It’s easy to see why No. 100 has struck a chord with the post-work drinks crowd, who sit around happily kvetching about Gavin in HR over cocktails like the Laneway Aperitif (sage spiked fino sherry, dessert wine and tonic hitting an elegant note). The wine list is a cracker, too. A showcase of small-list smarts, it does less with more by prioritising the likes of petit Chablis, Albarino and Nebbiolo over the same-old sauv blanc and friends.

Chef Ryan Short is ticking a few boxes with a Euro-centric menu with some legitimate gems on board. Kingfish is done pastrami style, the firm flesh a brilliant foil to creme fraiche with pickled onions and a lick of chervil oil. There’s chicken liver pate, topped with a shattery disc of honey topped with a crumble of spiced shortcrust – what’s not to love? – and veal carpaccio giving the classic recipe a kick in the ribs with fermented chilli hollandaise, parmesan and fried capers. Squid “noodles”, too, subsumed into an ’nduja sauce, are a showcase of textured chilli heft.

From the trio of mains, pork belly is textbook stuff – sliced for easy sharing, it’s crackle capped, properly rendered and altogether delicious. Take points off for the ribbons of zucchini and x-ray thin green apple riding shotgun; barely dressed, they don’t make a lot of sense, particularly with winter howling outside. Nor does the salad we choose on the side – a bowl of shaved brussels sprouts with mint, walnut and the faint tang of seeded mustard that doesn’t supply enough acid backbone.

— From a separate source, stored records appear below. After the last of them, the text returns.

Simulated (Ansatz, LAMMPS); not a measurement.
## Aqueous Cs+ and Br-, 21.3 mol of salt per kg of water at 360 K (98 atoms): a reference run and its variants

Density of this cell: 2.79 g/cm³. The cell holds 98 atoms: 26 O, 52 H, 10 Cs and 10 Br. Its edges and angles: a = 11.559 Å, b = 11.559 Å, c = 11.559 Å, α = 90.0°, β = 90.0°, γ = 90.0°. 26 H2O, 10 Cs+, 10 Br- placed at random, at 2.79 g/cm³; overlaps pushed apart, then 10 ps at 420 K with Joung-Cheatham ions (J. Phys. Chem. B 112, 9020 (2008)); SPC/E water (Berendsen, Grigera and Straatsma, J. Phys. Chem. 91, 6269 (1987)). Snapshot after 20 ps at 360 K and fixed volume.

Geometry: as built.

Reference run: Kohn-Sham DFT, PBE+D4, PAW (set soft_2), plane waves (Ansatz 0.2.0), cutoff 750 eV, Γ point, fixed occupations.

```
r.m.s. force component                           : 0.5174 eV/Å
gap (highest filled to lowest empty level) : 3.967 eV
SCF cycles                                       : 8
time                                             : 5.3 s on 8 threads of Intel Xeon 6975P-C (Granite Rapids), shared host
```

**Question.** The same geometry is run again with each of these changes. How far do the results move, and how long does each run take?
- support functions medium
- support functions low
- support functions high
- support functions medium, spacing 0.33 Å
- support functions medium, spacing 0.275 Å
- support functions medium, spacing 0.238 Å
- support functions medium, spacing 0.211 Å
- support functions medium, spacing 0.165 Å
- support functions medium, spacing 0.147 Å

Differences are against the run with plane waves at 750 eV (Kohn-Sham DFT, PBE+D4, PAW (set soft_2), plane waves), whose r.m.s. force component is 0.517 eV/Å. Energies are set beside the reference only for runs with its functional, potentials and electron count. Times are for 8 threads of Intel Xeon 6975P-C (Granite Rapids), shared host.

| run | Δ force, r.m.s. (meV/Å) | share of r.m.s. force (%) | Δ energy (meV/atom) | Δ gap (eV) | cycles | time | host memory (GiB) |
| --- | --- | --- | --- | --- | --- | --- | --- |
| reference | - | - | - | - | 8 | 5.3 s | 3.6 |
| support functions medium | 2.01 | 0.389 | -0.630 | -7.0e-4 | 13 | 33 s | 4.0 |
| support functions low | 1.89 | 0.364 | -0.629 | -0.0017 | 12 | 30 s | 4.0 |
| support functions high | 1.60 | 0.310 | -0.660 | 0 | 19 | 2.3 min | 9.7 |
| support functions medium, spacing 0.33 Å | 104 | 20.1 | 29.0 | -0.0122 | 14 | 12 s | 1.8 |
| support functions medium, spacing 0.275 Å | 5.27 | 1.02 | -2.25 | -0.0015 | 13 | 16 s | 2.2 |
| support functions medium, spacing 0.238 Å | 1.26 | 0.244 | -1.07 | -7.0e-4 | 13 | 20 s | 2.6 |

It’s a shame that an apple sauce that would have been great with the pork turns up on a slab of cheesecake. It’s good that the Basque classic hits all the right lactic tang, putty-textured notes. But I’m happy to shoulder the losses with the wins. Great staff, excellent drinks and some cracking dishes – plus that swoon-worthy room – add up to a place I’d like to linger longer. Perhaps not the full 100, but close enough.